Earning the nod to steer a team is a tremendous honor. It takes time, though, to develop your true identity in the role. First-time managers sometimes tie themselves in knots trying to deftly manage new responsibilities under the gaze of the various audiences they are taxed with impressing. It can be tempting, with that kind of pressure bearing down, to collapse into the assumption that a cool kid guise can save the day.
But finding your management self isn’t about assuming some packaged persona. It’s about reaching the members of your team, connecting with them, assuring them of their place and their value. Instead of worrying about how your team sees you, look at them. Connect with them. Focus on them.
After all, you can’t keep a manufactured persona going during times of stress and struggle. The challenges of leadership will reveal the real you anyway, so why not start from an authentic place? Here’s how to dig in and become the leader that your team needs.
Finding your leadership identity can be challenging because management training is often lacking. Those who earn management roles sometimes get the promotion because they excel as subject matter experts. But being a leader is a different job, and it’s every bit as nuanced as the one which earned them the promotion.

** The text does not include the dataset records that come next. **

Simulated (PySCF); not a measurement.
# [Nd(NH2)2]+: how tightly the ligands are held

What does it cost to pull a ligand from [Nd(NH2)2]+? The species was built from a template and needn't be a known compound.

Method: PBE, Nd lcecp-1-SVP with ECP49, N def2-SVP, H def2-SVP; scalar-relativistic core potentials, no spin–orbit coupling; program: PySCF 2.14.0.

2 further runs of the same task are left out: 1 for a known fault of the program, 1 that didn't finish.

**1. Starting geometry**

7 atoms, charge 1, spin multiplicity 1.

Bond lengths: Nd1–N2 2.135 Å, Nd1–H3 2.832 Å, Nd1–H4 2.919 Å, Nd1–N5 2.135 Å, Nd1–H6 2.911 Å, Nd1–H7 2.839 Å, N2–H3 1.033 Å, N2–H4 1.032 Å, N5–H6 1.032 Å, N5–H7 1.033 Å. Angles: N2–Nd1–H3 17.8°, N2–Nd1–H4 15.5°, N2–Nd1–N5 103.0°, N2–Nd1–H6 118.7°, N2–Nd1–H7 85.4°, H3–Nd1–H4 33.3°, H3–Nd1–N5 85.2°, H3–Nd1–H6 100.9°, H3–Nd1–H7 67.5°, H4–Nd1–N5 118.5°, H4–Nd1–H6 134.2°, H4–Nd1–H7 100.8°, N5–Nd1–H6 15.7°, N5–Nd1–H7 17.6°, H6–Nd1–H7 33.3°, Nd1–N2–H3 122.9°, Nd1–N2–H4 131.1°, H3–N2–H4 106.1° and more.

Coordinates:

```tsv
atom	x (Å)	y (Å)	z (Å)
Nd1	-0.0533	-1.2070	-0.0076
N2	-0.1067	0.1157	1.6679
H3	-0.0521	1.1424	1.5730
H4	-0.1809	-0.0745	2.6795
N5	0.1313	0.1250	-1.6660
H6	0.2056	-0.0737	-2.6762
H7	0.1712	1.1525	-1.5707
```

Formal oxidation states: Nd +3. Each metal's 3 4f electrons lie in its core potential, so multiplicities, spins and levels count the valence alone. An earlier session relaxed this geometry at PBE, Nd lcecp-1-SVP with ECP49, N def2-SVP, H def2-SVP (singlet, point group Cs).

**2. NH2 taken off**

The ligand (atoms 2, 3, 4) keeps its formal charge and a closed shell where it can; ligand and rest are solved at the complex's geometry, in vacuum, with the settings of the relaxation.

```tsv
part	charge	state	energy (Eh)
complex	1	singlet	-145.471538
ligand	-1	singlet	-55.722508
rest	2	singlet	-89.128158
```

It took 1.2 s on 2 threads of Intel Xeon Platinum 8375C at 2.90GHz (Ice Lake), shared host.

Mark C. Crowley, speaker, podcaster, change agent and author of the bestseller “Lead from the Heart“ advises:
“The very first piece of advice I would give to anybody who’s moving from a star performer into a management role is to bathe themselves in the notion that I’m no longer a salesperson. I’m no longer an architect. Now I am the manager of salespeople or architects. I am a supervisor of human beings, and I get my work done through them. It’s a mindset shift.”
At the core of that shift is the notion that the people who you manage are really where your focus should be. Who wants a manager who’s preoccupied with trying to act cool when they can have a manager who’s genuinely interested in them?
Take time to learn as you get acclimated. Crowley explains: “When you get promoted to manager, you may think you have to make really quick moves: ‘I have to go in there and show them who’s boss.’ Even in a team that’s doing well. You may think ‘I’ve got to put my stamp on there. So here’s how we’re going to do things.’”
Consider how it might feel to your team to have systems that they endorse revamped without their input. Crowley called that “the biggest mistake a manager can make.” He explains: “It’s not only unnecessarily disruptive, but it destroys trust. It makes people think ‘Why would you mess with this? This is working. You just changed it for the sake of changing it.’”
Instead, Crowley recommends connecting with the members of your team. Talk to them. Listen to them. Learn about them. Crowley explains: “I believe that you fundamentally can’t manage people until you know their story. And people resent it when you come in and you start telling them what to do without you even knowing who they are.”
He asserts that once that once you’ve established that relationship, then you can ask your colleagues for their input. He’s found success with questions like: “What changes would you make if you were me?”
Crowley points out: “Not making quick moves demonstrates maturity. It demonstrates trust. It demonstrates patience.”
Another benefit of building trust and inviting input from your team is that it creates a feeling of safety. The members of your team can see that providing input is worth the risk because you understand and value them. Crowley points out that this doesn’t mean that you have to use every suggestion they make. But you want to recognize their input.
Crowley explains: “Making people feel good has a very powerful effect on their motivation . . . And so when you come back and say ‘I’m taking time to get to know you, I’ve learned what you’re thinking and I’m taking your ideas and my ideas and these are the changes I want to make.’ People are going to be on board to support you because of your process . . . It makes people know that their manager really does care. He really did want to know their thoughts and feelings.”
You best serve your team when you can authentically and confidently be yourself. Crowley explains: “The definition of authenticity comes down to two things: knowing who you are and knowing who you aren’t, and not pretending to be something that you aren’t. Your thinking around being the cool manager is [because] we think we have to be all things to all people. The best leaders are people who know themselves.”
You earned this role because you’re good, but so are the people around you. Connect on that level. You don’t need props. You’ve got this.